A few weeks ago, I shared my perspectives about the difficulties in dealing with deployments here.
So I thought it would be interesting to have my husband Steve write a follow up- from his point of view. He’s on the USS Essex, and is almost finishing up a 2 1/2 month deployment.
So from the deck of the Iron Gator, here’s a dad’s view on being away. I like to think that being away from my family is not a choice I have made. Before I leave for a deployment, the same questions, each with their rationalizations invade my mind every time. Why did I choose a career path that I knew would lead to not infrequent separation from those I love? Isn’t it most important to take care of my family? At the end of the day, what else matters? I tell my wife to remind me that we all have to support ourselves and our families.
Being a physician is a privilege. That life is unpredictable and regardless of our decisions, we are likely to face difficult times in one form or another. My wife is a teacher and has always been generous with her compassionate availability to emotionally needy students. Her life is richer for it. My career is certainly not boring. And I suspect that many with jobs different from my own in the military find great reward in their work and opportunities. That is not say that it makes it any easier to leave. My son was 2 years plus a few months when I first deployed. Although I was anxious about leaving, I had the sense that it would be much harder on myself than it was for him. And knowing that was comforting. As he gets older ( now about 3 ½ ), I worry more about him noticing other fathers holding their son’s hands. Sebastian ( my son ) sleeps with his mom when I’m gone. I can’t help laughing out loud remembering Sebastian’s first unpleasant vivid dream after watching a video about bees. “I don’t like my bees”, he said as he was swatting phantom swarming bees from his arm. Missing experiences like that and the chance to reassure him and provide a sanctuary is difficult. Before I go, I am afraid to be away from him. As if by maximizing our time in advance, we are losing less time later.
After leaving, in order to preserve my sanity, I don’t turn my thoughts to getting home for quite awhile. Work and deployments are good distractions. When I can reflect, it’s usually happy thoughts about our threesome ( soon to be 4 ). Funny moments and cute pictures remind me it’s all worth it. Knowing my wife and son enjoy their lives overseas in Okinawa makes it easier. I’m lucky to have a family that makes it okay for me to be away. Wondering whether your spouse will be ok in your absence is maybe the most difficult aspect of leaving. It’s the unexpected things that come up. My son getting sick or my wife getting the flu. Me not being around to perform manual labor and mental pick-me-ups is testing for my pregnant wife. She deserves my help, and I can’t offer any.

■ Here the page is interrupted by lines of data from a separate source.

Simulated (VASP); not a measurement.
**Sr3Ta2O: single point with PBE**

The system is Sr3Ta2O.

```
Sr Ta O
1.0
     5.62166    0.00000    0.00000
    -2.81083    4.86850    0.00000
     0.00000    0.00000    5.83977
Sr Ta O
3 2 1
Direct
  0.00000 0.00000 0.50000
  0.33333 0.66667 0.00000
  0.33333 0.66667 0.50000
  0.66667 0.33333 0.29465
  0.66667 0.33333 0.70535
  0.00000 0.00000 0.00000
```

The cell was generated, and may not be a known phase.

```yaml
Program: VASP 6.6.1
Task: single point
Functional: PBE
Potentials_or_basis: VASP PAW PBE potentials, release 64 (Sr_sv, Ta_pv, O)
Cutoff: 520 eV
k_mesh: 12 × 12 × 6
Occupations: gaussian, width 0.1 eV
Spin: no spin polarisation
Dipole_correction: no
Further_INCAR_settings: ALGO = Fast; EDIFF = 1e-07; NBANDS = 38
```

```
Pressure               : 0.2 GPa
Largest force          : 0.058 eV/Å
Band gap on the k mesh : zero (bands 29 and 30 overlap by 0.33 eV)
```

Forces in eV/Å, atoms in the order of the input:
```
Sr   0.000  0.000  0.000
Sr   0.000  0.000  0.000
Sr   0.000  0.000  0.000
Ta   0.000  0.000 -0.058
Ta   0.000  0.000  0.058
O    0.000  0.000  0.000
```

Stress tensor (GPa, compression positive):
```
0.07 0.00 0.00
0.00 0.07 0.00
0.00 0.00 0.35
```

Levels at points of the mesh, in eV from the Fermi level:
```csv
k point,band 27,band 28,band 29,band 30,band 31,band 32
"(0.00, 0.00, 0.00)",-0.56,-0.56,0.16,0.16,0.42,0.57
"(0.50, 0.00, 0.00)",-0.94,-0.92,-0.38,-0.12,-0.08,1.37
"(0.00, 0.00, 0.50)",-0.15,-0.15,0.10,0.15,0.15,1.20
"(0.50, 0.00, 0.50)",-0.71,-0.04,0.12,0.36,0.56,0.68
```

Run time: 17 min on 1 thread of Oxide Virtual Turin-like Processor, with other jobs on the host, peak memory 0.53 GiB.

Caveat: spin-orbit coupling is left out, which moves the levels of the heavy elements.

Gluttonously eating and drinking in foreign ports seems pretty selfish. But I’m able to enjoy my “guy time” or “me time”, in large part due to the fact that I know my wife is able to make a life for herself when I’m gone When I see a sunset or an electrical storm from the ship’s deck, or a family walking together in a foreign port, I think of my wife and son and being home. I reminisce about our past adventures while I’m gone, knowing that I want more of the same life I’ve had. Because each time I get home, I’m reminded of why I want to come back. The extra time together after a deployment makes it all seem worth it. I really do believe that the most cherished things in life come only with some reluctant sacrifice. And I think that my life and that of my family is somehow more meaningful despite my frequent absences.